In how many ways can we distribute 80 gold bars to 3 peasants and 3 kings, such that every king gets at least 10 bars, and each peasant gets at most 10 bars?
I tried to reduce the problem to a more combinatorial form. I tried splitting the question to two unrelated parts and then adding them up:
First, I say the following inequality represents each king: $${k_1 + k_2 + k_3 \geq 30}$$ where each ${k_i}$ is variable containing the sum of golden bars for that king. The sum of ${k_1, k_2, k_3}$ however must be at most 80. Because I know each king must have at least 10 golden bars, the number of possible ways to distribute those golden bars is ${{52}\choose{2}}$
Similarly, for the second part I represented each peasant as a variable in the inequality: $${p_1 + p_2 + p_3 \leq 30}$$ such that ${p_1,p_2,p_3 \leq 10}$.

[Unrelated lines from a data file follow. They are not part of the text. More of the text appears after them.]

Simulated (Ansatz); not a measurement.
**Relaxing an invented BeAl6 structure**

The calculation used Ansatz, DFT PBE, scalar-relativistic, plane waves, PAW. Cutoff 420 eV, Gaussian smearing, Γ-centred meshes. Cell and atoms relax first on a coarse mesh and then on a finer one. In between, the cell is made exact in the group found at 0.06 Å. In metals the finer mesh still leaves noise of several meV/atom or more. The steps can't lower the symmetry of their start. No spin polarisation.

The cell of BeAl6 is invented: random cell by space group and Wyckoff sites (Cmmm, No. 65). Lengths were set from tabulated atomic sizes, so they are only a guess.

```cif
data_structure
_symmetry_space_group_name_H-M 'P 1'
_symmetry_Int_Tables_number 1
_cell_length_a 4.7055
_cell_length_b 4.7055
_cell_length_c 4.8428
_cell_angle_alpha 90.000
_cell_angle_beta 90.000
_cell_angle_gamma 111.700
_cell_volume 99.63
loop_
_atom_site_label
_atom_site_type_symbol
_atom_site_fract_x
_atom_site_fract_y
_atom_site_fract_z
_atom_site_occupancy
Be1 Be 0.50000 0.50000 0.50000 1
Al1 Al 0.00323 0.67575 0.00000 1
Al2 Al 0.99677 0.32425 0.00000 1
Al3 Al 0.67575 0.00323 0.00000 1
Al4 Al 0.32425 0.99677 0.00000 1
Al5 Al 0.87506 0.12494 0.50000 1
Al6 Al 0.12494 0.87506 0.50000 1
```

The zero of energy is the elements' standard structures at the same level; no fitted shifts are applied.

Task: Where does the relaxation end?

This is where I got stuck. I'm not sure how I can calculate the possibilities for the last inequality. Moreover, I'm not sure how one can then provide an answer to the original question. Unfortunately I couldn't think way to reduce the question to something I'm capable of providing an answer to. Any suggestions?
Give 10 bars to each of the kings. Then each of the kings can receive any number of additional bars, and each of the peasants can receive between $0$ and $10$ bars. Assuming that the kings as well as the peasants have names the number $N$ you are after is the coefficient of $x^{50}$ of the function $$f(x):=\left({1\over 1-x}\right)^3\left({1-x^{11}\over 1-x}\right)^3=(1-x^{11})^3(1-x)^{-6}\ .$$ Now $$f(x)=(1-3x^{11}+3 x^{22}-x^{33})\sum_{k=0}^\infty{-6\choose k}(-x)^k\ .$$ Collecting terms gives you an alternating sum of four binomial coefficients, reflecting an inclusion/exclusion process: $$N={55\choose 5}-3{44\choose 5}+3{33\choose 5}-{22\choose5}=906\,411\ .$$